Pilot Pulls Off Miraculous Save After Hitting Ground During Stunt
It was during an air show in Argentina.
A pilot pulled off a hair-raising save when he narrowly prevented his plane from crashing in front of spectators during an air show in Argentina. The Vans RV-7A aircraft came too close to the ground during the Allen Aeroclub in Rio Negro, with the plane's right wing scraping the airfield. Read on to see video of the chilling close call and find out how spectators reacted.
Video shows the small plane zooming down toward the sandy airfield, banking heavily toward the right. The wing makes contact with the ground just feet from a crowd of spectators, dragging for several feet before the craft lifts back into the air. Shrieking is heard from the crowd. "We were in front, and a piece of plastic from the plane flew at us and it continued as if nothing had happened," a spectator told Aviation24. "Nobody said anything. It seemed like part of the show."
"Couldn't have been closer to disaster," wrote one commenter on the flying-enthusiast Instagram account piloteyes777. "The pilot's heart rate must have been 300bpm after that." "That's actually past too close and more of a structural miracle. Especially so near to the crowd," another man said. "Seriously, enough to bend the wing it looks like. How did it stay intact??" wrote another. "They should ban this type of show with people so close and also take the pilot's license," another opined.
According to the Aviation Safety Network, the pilot escaped safely and landed with a destroyed right wingtip. Images circulated on Twitter by FL360aero show the crumpled wing with a large hole torn in the tip. The Argentinian Transportation and Safety Board said it was launching an investigation into the incident.

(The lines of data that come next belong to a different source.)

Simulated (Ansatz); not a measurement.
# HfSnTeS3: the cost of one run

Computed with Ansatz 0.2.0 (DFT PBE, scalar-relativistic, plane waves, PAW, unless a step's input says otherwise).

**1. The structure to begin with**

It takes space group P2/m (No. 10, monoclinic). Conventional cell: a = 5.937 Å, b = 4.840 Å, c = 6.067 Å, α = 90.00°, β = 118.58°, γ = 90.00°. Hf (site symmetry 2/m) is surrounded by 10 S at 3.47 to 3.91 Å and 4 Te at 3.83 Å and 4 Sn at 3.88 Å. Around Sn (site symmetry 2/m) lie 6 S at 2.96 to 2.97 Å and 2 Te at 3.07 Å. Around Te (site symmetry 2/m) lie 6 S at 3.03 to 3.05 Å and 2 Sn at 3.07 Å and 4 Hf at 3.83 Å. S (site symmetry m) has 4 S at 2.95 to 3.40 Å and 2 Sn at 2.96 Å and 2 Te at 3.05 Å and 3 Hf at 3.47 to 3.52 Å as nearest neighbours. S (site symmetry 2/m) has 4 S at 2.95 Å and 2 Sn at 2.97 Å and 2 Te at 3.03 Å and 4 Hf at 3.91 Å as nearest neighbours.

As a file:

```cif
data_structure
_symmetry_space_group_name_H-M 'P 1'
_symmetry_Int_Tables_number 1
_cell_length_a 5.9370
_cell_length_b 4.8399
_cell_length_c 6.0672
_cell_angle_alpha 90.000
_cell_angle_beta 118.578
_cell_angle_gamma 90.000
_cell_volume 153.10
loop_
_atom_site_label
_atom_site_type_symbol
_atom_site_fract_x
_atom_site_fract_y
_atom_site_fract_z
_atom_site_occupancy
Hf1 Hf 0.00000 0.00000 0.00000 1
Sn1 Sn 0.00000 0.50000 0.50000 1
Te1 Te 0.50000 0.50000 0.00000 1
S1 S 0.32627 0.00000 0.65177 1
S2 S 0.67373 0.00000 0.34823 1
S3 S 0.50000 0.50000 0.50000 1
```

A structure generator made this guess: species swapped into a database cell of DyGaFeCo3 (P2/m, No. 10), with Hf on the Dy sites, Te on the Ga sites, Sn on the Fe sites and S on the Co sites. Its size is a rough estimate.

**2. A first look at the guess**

Airshow mishaps are relatively rare, but some have recently ended in tragedy. Last November, two World War II-era military planes collided in midair and crashed at Dallas Executive Airport, killing all six people on board. The crash occured at the annual Wings Over Dallas airshow. Video footage shows the planes breaking apart in midair after a collision, hitting the ground within seconds, and bursting into flames. The Dallas mayor called the images "heartbreaking." No spectators were injured.
The planes involved in the crash were a Boeing B-17 Flying Fortress and a Bell P-63 Kingcobra. Five people were on the B-17, while the P-63 was a single-pilot craft. The National Transporation Safety Board launched an investigation into the incident. A preliminary report released in December 2022 did not contain a cause of the crash; the agency said a full report may take 12 to 18 months.